In conservation terms, Laikipia’s most important mammal species is Grevy’s Zebra, which differs from the Plains Zebra in having narrower stripes and larger, more donkey-like ears. The species occurs only in northern Kenya and in parts of Ethiopia. Everywhere but in Laikipia its numbers have been decimated by illegal hunting and by competition with domestic livestock. Whereas in the 1970s there were an estimated 15,000 Grevy’s Zebras in all, today there are fewer than 3,000 – the majority in Laikipia. In parts of Laikipia where Grevy’s and Plains Zebra ranges overlap, there is a problem of hybridisation between the two, as solitary Grevy’s stallions mate with Plains Zebra mares.

Jackson’s Hartebeest – an intermediate form between the Coke’s Hartebeest of southern Kenya and the Lelwel of central Africa (NW Kenya included) – is unique to Laikipia. While not globally threatened, the Laikipia form has declined by more than 80 % in the past 15 years, despite increases over the same period in other hartebeest taxa. There is much debate over the causes of this steep decline, but hartebeest seem especially vulnerable to lion predation and may be victims of Laikipia’s recent increases in lion numbers.

The Reticulated Giraffe, found only in northern Kenya and parts of Somalia and Ethiopia, is one of the most endangered giraffe subspecies. Considered by some to be a full species, its numbers are thought to have declined in the past 20 years from around 27,000 to no more than 3,000. Two-thirds of these animals are in Laikipia.

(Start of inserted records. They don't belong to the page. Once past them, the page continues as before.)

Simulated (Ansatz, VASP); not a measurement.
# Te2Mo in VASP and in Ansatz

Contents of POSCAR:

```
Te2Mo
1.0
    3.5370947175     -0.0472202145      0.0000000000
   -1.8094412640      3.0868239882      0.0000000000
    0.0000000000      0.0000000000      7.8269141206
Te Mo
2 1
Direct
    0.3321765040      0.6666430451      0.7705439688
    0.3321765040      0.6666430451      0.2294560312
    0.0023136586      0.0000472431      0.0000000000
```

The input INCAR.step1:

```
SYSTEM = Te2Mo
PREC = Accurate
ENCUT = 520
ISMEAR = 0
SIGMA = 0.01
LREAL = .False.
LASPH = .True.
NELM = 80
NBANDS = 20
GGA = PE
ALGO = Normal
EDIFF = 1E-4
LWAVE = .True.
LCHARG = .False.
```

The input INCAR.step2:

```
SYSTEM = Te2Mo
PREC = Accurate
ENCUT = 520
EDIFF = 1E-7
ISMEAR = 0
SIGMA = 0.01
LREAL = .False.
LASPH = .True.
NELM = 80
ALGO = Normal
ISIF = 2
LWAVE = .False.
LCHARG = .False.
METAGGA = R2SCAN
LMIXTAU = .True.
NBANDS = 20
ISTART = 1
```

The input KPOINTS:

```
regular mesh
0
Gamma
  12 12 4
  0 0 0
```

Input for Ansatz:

Another conservation success story concerns the African Wild Dog, a globally threatened species that wanders over vast areas, often coming into conflict with Man. In the 1990s, the species was exterminated from Laikipia, where packs had been killing flocks of sheep. A few packs survived in Samburu, however, and in the 1990s some of these animals wandered south. Numbers built up quickly, and Laikipia now supports more than 150 individuals in about 11 packs.